Algorithm cuts VoIP bandwidth requirement

Posted: 14 Jan 2002 ?? ?Print Version ?Bookmark and Share

Keywords:algorithm? effnet? compressed real time protocol? communication protocol? voip?

Looking to reduce edge-access bottlenecks, Effnet Inc. has developed a licensable version of the Compressed Real-Time Protocol (CRTP) algorithm to support the real-time delivery of VoIP. The CRTP algorithm can compress a typical IPv4 header from 40 bytes to as little as 2 bytes, allowing a T1 line to increase its call capacity over 250 percent, the company said.

Header compression complements the voice payload compression typically handled by the G.7xx vocoder algorithms. "However, header compression becomes increasingly important as the size of the payload shrinks," said Rich Stamm, marketing director at Effnet. "CRTP compression will lower the bandwidth requirement by about 60 percent."

CRTP was developed in 1991 by Cisco Systems Inc. employees Steve Casner and Van Jacobsen for real-time applications. Defined by Internet Engineering Task Force RFC 2508, CRTP is used on a link-by-link basis to compress Internet Protocol, User Datagram Protocol (UDP) and Real-Time Protocol headers. "While it can be used to reduce the bandwidth, it can also be used to allow bigger voice samples for a given bandwidth, thereby improving voice quality," said Stamm.

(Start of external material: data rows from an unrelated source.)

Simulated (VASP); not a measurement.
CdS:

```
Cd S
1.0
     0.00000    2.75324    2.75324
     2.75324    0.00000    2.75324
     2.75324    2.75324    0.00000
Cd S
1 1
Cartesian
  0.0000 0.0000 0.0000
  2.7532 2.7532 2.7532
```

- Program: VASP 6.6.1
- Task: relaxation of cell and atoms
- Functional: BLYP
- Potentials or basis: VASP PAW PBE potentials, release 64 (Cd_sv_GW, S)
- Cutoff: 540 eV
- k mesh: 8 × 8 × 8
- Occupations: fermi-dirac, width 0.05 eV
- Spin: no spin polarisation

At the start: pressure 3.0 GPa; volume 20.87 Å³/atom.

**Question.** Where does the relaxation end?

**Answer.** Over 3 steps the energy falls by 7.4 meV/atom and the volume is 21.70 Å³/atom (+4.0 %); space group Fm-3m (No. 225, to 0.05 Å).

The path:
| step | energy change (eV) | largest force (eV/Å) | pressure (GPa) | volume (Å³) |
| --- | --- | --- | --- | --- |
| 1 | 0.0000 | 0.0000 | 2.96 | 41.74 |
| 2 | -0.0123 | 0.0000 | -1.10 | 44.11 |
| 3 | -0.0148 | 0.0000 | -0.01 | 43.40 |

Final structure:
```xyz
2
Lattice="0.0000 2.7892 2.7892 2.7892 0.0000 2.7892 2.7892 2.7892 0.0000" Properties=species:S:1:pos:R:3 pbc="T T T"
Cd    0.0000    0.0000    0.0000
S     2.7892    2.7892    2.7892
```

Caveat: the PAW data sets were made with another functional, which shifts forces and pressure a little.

Cisco and to a lesser extent Motorola have been the only companies supporting CRTP to date, Stamm said. "So if edge-access equipment wants to support compressed voice for VoIP, they have to purchase a Cisco router and can then cut the VoIP bandwidth in half," he said. "With our licensable CRTP implementation, anyone who's building access equipment can quickly build in CRTP and immediately be able to talk to the Cisco routers."

According to Effnet's calculations, "CRTP can increase the number of voice channels for a given T1 [1.5Mb] line from 90 to 234," said Stamm.

Available this quarter, the CRTP algorithm is priced at $25,000 for an evaluation/development license, and on a per-unit basis from there, up to $500,000.